A 10 a.m. time slot for a theatrical production is not usually an actor’s dream. But ask any cast member of this month’s USC School of Dramatic Arts stage production of Into the Woods, and they’ll tell you that this particular matinee performance was special.
The cast performed for 350 middle and high school students from East and South Los Angeles at USC’s Bing Theatre, hoping to inspire the next generation of artists.
“I knew when stepping out on that stage that I was showing these little babies what was possible for them to achieve, that there is space for them in the spotlight and that they deserve to take up space and be celebrated,” said Talha Barberousse, a senior earning her BFA in musical theater.
The School of Dramatic Arts invited five local schools to attend the performance. The event was the culmination of a partnership between the school and the USC Office of Community and Local Government Partnerships, with the Ella Fitzgerald Foundation providing transportation for the students. According to Sergio Ramirez, associate dean of admissions and student services at the School of Dramatic Arts, this event was years in the making.

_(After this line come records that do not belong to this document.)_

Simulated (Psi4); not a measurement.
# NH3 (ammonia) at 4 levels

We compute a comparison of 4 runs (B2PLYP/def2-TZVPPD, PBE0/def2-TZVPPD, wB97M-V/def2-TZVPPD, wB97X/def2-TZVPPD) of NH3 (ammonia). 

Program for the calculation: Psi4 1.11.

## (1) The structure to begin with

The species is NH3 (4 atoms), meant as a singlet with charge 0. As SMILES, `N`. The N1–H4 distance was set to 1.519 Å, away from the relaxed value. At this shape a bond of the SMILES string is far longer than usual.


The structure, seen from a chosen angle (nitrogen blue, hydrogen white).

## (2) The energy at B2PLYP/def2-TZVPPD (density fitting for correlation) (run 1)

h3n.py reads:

Into the Woods: making theater more accessible
“This was really just a way of bringing different audiences into our space to see our shows,” Ramirez said. “We wanted to make theater more accessible to students.”
As part of the school’s fall season, Into the Woods ran from Oct. 27 to Nov. 3. The musical featured a cast of 24 students, with dozens more stage managing and designing the costumes, sets, sound and lighting for production.
Originally written for the stage by legendary composer and playwright Stephen Sondheim and James Lapine, Into the Woods is a fantasy musical that intertwines the stories of several main characters: Cinderella, who wishes to attend the king’s festival; Jack, who wishes his cow would produce milk; Little Red Ridinghood, who wishes to bring bread to her grandmother; and a baker and his wife, who wish to have a child. A witch curses the baker and his family due to the actions of his father. The witch — played by Barberousse — tasks the baker with collecting several items to reverse the curse, sending him down a path that crosses with the other main characters.
“The witch is portrayed as an extremely beautiful, extremely powerful, dynamic woman, and that is such a refreshing image for how Black women are portrayed in the media,” Barberousse said.
The play was adapted into a film in 2014 that featured Hollywood heavy hitters like Meryl Streep, Johnny Depp, Chris Pine, Emily Blunt, Anna Kendrick and James Corden, as well as a budget of $50 million. USC’s production budget wasn’t quite that high, but that doesn’t mean the performances and sets were unimpressive.
Into the Woods design team’s work helps tell the stories
The design team created several sets and backgrounds so that the audience could keep track of the separate storylines that intertwine at various points. The front stoop of Cinderella’s house — which also doubled as the palace — along with the front of the baker’s shop and Jack’s farm were all drawn and painted at large scale and lowered from the rafters to signal where the current scene was taking place. For scenes in the woods, those three sets were raised up, revealing a large tree and painted scaffolding that served as towers, beanstalks and other parts of the forest.
For a scene featuring a giant, LED lights were used to create a mouth and eyes in the upper corner of the theater, with one of the actors using a voice modifier to create a deeper tone that provoked an energetic response from the young audience.
That audience engagement is what senior Armand Akbari said made this performance particularly special.
“Seeing how reactive and fascinated they are by the spectacle of live theater reminded me not only of my inner child who first fell so deeply in love with performing, but also how fortunate I am to be where I am, studying what I do,” said Akbari, who played both Rapunzel’s prince and Cinderella’s father.
Actors meet audience members after Into the Woods performance
The biggest thrill of the day for both Barberousse and Akbari — who is also earning his BFA in musical theater — came after the show, when the cast was able to interact with students outside of the theater.
“I was speaking with some SDA faculty, and some students nearby crowded together and were like, ‘Oh my gosh — is that the prince?'” Akbari said. “It’s so thrilling to see raw and unfiltered reactions and such directness and fascination coming from the area students.”
For Barberousse, the opportunity to interact with students and serve as a role model for those looking to pursue a career in theater made all the work worth it.
“I hope the school continues outreach like this in the future because theater really isn’t accessible for many BIPOC,” Barberousse said. “Seeing yourself represented in excellence is necessary to envision yourself that way.”